In 2014 Monkeyhouse interviewed many of the participants in the CoolNY Dance Festival, including Jordan Rosin of the Ume Group, who celebrates a birthday this month! Originally posted here on 01/28/2014.
By Nicole Harris
Our next interview in the CoolNY 2014 Dance Festival series is with Jordan Rosin of The Ume Group. You can see his work on Friday, February 7 at 9:00pm & Sunday, February 9 at 6:00pm. All performances are held at the WHITE WAVE John Ryan Theatre, 25 Jay St., Brooklyn, NY and are FREE! -Nicole.
N: Butoh is such a distinct movement style. How do you find it blends with the other movement styles you experiment with? Are there things that you struggle to meld due to the nature of Butoh?

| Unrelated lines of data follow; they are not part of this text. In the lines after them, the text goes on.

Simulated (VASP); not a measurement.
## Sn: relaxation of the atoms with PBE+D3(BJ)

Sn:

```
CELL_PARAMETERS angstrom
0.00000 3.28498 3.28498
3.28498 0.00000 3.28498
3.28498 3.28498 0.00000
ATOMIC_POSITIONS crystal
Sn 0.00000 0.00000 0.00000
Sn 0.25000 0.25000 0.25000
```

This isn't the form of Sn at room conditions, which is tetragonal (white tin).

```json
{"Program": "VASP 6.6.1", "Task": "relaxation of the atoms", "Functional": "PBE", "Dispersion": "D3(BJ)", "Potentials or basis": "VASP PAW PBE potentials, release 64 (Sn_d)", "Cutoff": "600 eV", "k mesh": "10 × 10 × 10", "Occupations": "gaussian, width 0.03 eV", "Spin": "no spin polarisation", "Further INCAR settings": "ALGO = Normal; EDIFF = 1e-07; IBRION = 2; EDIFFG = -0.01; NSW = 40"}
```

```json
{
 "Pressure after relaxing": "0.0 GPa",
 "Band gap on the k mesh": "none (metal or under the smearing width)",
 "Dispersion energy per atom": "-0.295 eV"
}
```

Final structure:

JR: While from the outside eye it may appear that there is not much in common between butoh and some of the other physical disciplines we practice (like gymnastics or kung fu), there hasn't yet been a movement style we've hands-down failed to meld with Butoh. Mostly, I think this is because of the fact that we view Butoh more as a philosophy and as a physical / spiritual discipline than as a movement style in and of itself. There are certain characters and situations in drama where our most self-sacrificial Butoh practices may seem out of place in performance, but things like embracing the physical hardship of a choreography or offering our dance to the benefit of others can really only deepen the resonance of a given performance (in any style).
N: Your company, The Ume Group, is called a physical theatre company. Can you talk a bit about what that means and how it differs from dance or dance theatre?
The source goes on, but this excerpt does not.